Michael Legge as George and Benjamin Dilloway as Lennie in Of Mice and Men

John Steinbeck’s magnificent novel gave a vivid picture of America during the Depression, when whole communities, particularly in the mid-West were disrupted by the economic crash and forced out onto the road searching for work wherever they could find it.

In his other social documentary, The Grapes of Wrath, Steinbeck focussed on a similar crisis of social impoverishment, where families fled the American dustbowls, migrating from Kansas, Oklahoma and Texas to California where they found ill-paid work as itinerant fruit pickers.

Here the focus is tighter, we are not on the road in this instance but settled temporarily in a farm where some of the men have held jobs for several years.

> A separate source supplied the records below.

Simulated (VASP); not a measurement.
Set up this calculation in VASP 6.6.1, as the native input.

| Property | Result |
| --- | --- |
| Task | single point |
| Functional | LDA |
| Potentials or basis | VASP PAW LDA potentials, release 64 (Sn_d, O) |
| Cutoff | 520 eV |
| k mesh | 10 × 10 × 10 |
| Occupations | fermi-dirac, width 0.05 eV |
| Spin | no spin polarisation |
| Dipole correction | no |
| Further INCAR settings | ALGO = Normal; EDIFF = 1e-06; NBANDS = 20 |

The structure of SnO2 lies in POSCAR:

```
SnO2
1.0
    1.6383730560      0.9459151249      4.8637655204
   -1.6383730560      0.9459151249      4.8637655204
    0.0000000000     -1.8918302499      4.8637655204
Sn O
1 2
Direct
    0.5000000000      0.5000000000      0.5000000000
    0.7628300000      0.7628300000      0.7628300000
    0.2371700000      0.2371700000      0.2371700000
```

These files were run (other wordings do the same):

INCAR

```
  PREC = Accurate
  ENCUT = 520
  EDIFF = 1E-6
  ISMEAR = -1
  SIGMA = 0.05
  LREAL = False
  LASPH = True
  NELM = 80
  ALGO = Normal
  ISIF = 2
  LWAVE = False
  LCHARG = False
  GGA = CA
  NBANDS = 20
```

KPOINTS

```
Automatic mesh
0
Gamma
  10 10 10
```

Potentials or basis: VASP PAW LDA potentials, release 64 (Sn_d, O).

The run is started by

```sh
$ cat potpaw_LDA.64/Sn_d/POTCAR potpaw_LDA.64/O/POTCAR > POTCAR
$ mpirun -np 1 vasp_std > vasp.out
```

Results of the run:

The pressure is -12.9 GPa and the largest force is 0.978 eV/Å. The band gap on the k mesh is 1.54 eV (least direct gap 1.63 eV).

As George ( Michael Legge) and Lennie (Benjamin Dilloway) arrive out of nowhere with their bedding rolls under their arms anticipating a few dollars on pay night, they enter a world where dreams of a better life are the one thing that keeps several of the men alive.

Here there is very little in the way of excitement except a small-town brothel which charges a couple of bucks for a girl’s favours, and the boss’s young wife, (she has no name) an over-sexed tease frustrated with her husband Curley and looking for a quick lay on the side.

Benjamin Dilloway as Lennie and Lorna Nickson-Brown as Curley's Wife in Of Mice And Men

Yet a sense of frustration mounts, not always helped by Liz Ascroft’s curious set, which combines a kind of film studio skyscape with a Brechtian alienation trope, where the actors sit in the wings watching the action while also doubling up as the off-stage band. I would have thought that a play such as this screams out for total naturalism, but obviously I’m wrong.

Sometimes accents seem to go awry, and the steel girders which flank the platform stage can distract from the action, but in a strong cast there are some splendid performances under Roxana Silbert’s direction, which manage to grip you in a way only good theatre can.

Therefore praise must be given immediately to Norman Bowman’s Slim, a seasoned farm hand with a heart of gold, a solid rock in a community of men where moral distinctions seem on the slide. In every way Mr Bowman is fine.